Thursday, November 15, 2007

Thiz shit has got to stop


Just when the fuck did it become socially acceptable to misspell words? People are always putting a z on the end of a word instead of making it properly plural. It only becomes worse when they combine it with improper spelling. Dawgz, boyz, Katrinaz boifriend, ez gurl, Bobbyz Burger Howse. What the fuck is going on here? No wonder people hate America. When I see shit like that, I hate America. I don't applaud the freedom we have to express ourselves, I want to find these people and their parents and punch them in the fucking throat. It's not cute, people. It's stupid. Stop it.

If you work at a sign shop, or provide a service to create something that is displayed, you have a responsibility. Correct the mistakes. If you cannot spot the mistakes, try a spell check. Chances are, you are using a computer. The ability to check spelling has been on computers for quite a while. If you look, you may find that there is also software on your computer that checks for proper use of grammar. These tools are there because people are stupid. Use them. If you still have a problem, then we must employ what is called "thinning of the herd".

Remember to also check your use of the apostrophe. Just because a word has an s on the end of it, that doesn't mean you need to automatically put one in "just in case".

I hope this rant has helped at least one person. If anyone is offended, I say, "Eat shit, muthafukkaz."

The evolution of a word

Words change their meaning over time. Some change a little, others really transform. Sometimes, not just the meaning changes, but the impact as well.

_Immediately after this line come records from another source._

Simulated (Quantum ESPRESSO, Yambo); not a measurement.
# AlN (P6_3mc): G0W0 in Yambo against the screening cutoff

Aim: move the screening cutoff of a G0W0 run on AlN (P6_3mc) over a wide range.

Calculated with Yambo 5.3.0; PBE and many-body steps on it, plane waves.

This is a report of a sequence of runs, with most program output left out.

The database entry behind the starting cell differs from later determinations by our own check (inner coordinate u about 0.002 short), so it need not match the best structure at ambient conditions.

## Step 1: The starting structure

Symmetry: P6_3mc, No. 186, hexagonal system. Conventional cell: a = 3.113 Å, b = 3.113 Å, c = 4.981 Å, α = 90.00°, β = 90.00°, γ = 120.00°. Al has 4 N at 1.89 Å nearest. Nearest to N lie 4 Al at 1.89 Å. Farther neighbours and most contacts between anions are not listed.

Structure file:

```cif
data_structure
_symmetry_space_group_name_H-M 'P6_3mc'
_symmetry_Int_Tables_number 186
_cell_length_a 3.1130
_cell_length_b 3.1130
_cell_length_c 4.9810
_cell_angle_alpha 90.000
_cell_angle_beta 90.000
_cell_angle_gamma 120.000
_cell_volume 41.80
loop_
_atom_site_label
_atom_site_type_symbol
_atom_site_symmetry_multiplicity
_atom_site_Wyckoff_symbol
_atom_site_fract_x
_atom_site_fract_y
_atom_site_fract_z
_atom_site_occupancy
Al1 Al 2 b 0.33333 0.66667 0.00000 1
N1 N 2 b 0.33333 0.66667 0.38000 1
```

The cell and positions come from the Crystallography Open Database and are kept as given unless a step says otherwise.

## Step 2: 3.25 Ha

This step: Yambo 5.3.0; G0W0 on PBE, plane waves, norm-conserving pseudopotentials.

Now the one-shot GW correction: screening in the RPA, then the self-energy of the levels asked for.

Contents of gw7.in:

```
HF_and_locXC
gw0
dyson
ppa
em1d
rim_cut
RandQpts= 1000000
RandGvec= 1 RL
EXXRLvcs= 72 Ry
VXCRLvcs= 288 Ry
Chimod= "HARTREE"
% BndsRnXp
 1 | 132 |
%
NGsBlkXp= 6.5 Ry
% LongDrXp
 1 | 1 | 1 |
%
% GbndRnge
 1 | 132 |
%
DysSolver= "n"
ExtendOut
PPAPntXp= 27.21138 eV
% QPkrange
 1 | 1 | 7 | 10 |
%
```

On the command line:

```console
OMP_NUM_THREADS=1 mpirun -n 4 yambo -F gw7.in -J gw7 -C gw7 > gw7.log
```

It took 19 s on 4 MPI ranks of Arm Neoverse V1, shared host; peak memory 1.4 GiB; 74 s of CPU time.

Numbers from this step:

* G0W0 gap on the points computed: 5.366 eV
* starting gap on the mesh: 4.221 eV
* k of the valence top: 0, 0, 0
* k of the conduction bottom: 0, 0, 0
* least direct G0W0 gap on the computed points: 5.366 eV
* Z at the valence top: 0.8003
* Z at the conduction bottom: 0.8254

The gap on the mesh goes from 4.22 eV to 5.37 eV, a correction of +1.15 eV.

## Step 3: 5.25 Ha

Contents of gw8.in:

Take the word "extreme" for example. It gets used so often that it has lost its place as a word that really means something. Chevy put it on a piece of shit truck, for crying out loud. When someone tells me that they want something taken to the extreme, I think of that abomination of automotive engineering and marketing. The ad agency for GM should have put it truthfully:

Chevy Extreme: the same piece of shit we sold yesterday, but with more plastic on it. That's it people, we've reached the pinnacle. This is as good as it gets.

We had a debate around work about what the term "gay" really means anymore. It used to mean "lighthearted and carefree; characterized by cheerfulness or pleasure; brightly colored; showy; brilliant". Some time in the 20th Century, it changed to mean "homosexual", and loosely referred to lesbianism. Now it means, well, "gay". If someone says, "that shirt looks gay", I don't think they are saying it is "brightly colored, showy or brilliant". They don't like it. The shirt obviously isn't going to have inter-gender sex with another shirt, and they most certainly aren't telling me they like the shirt's cheerfulness.

The word "gay" has taken on a whole new transformation into something generic. Its versatility should make other words jealous. You can use it in place of "stupid", "ugly", "sloppy" or any number or words. Not only that, you can use it to convey an emotion, or fill in when you just can't find the right words.

Jane: "This pencil is not working."
Dick: "That is gay."

It really means nothing, but yet it is powerful enough to convey a message. Some years ago, I was blessed to receive an audio file that was an English lesson on the use of the word "fuck". The argument was that it was the most versatile word, and gave examples like:

"John fucked Shirley."
"Shirley fucks."
"I got fucked at the used car lot."
"Why don't you go outside and play hide and go fuck yourself?"

Now, I wouldn't be so bold as to suggest that the word "gay" can trump the word "fuck". That would be ludicrous. There may come a day, however, that it will be argued amongst social etiquette artists and a new edict will emerge.

Gay is the new Fuck.

Tuesday, November 06, 2007

Is it just me?


Fall is here. The best season. The colors. The arrival of cool, crisp air. So, is it just me, or when a woman comes in from the outside, and exclaims that "it's chilly", do you instantly look at her nipples?